Yes. That's what I usually do by artifically tapping into urban energy when I can. I think sometimes the attitude of a town or city can rub you the wrong or right way. For instance, if the place you live at has a complacent attitude, then one could fall into that behavior the longer they stay in there. Or a place where there's high energy and the person may want more peace and quiet, vice versa.
As for Bassnectar, oh I've seen some of their songs on itunes time to time.
Even if it gets really warm, it's the deadness/quietness of the summer is what kills me. Especially around here. It's not a very arts oriented town in a profound way, but rather touristy which is the problem. The latter, I suspect, is why this attitude screws up the arts walk events here or the cause behind the lack of arts oriented workshops focused on design, illustration or drawing/painting. There used to be workshops at the Frog Hollow gallery from what I heard but it's now gone (apparently), almost as if it was suppressed. For one thing, this town is anti-corporate and somewhat afraid of competition. That's the impression I get.
But, you're right, though because relocation is what I have to do in the future to get away from the mundanity that kills me. There is an artists retreat in Johnson, VT way up north which is a very long drive and expensive, but it's not what I'm looking for, although it's a commendable thing they have going there which I respect.
Here's the place I'm talking about: http://www.vermontstudiocenter.org/
I don't think it's the only one around here, though but is among the few. I know of a local artist who attended there and she enjoyed it.

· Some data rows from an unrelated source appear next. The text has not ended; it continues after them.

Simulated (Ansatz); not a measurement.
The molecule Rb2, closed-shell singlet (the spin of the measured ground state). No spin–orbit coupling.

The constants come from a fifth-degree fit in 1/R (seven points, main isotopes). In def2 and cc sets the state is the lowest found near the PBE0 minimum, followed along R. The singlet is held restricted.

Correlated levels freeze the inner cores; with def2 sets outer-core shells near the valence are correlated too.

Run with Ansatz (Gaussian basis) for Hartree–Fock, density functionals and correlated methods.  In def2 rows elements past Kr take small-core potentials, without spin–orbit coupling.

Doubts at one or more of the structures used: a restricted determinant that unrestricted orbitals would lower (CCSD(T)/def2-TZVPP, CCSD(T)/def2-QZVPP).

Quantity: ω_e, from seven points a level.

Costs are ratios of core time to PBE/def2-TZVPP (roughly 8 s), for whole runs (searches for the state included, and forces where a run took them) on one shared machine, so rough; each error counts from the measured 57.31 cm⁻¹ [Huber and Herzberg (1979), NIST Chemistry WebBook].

Well, I quit my job at the print shop due to limited hours and budget on the boss' part, deciding that it was impeding my ability to pay the bills and creative progress on my own. Not only that, the way he ran the business was bizarre. So now my responsibilities are passed onto an older lady who does promotions work, and one whom does not have a graphic design background. He's using her as cheap labor for in-house custom design work.
So I had to show her some basics of Photoshop and Illustrator tips along with InDesign but they're too deep to cover and I gave her a couple of links to books that I recommended as tutorials to allow her to catch up, including information to a local AIGA as a resource.
A good colleague of mine saw the email coming from my boss and thinks that he's going out of business sooner or later. I'm inclined to agree and they're going to shoot themselves in the foot.
So now I'm going back to freelance once again.
My advice to those who are tempted to work for a small print shop managed by an owner or boss who has no digital graphic design background, apply at your own risk. The problem can be compounded especially if none of the staff have any digital design background nor know their way around Adobe CS at all.
I can't say I've ever noticed that I'm more creative in any particular environment, but I have noticed that I come up with different types of ideas depending where I am.
I was on holiday two years ago in Feurte Ventura, and I had a dream that gave me a ton of ideas for one of the many comics I had been planning. However, this particular comic idea was one I had got stuck planning, and just 'shelved' for roughly 2 years. But somehow, going to a location so different from my home made something click within my mind, and I was able to finally connect the dots of the idea haha.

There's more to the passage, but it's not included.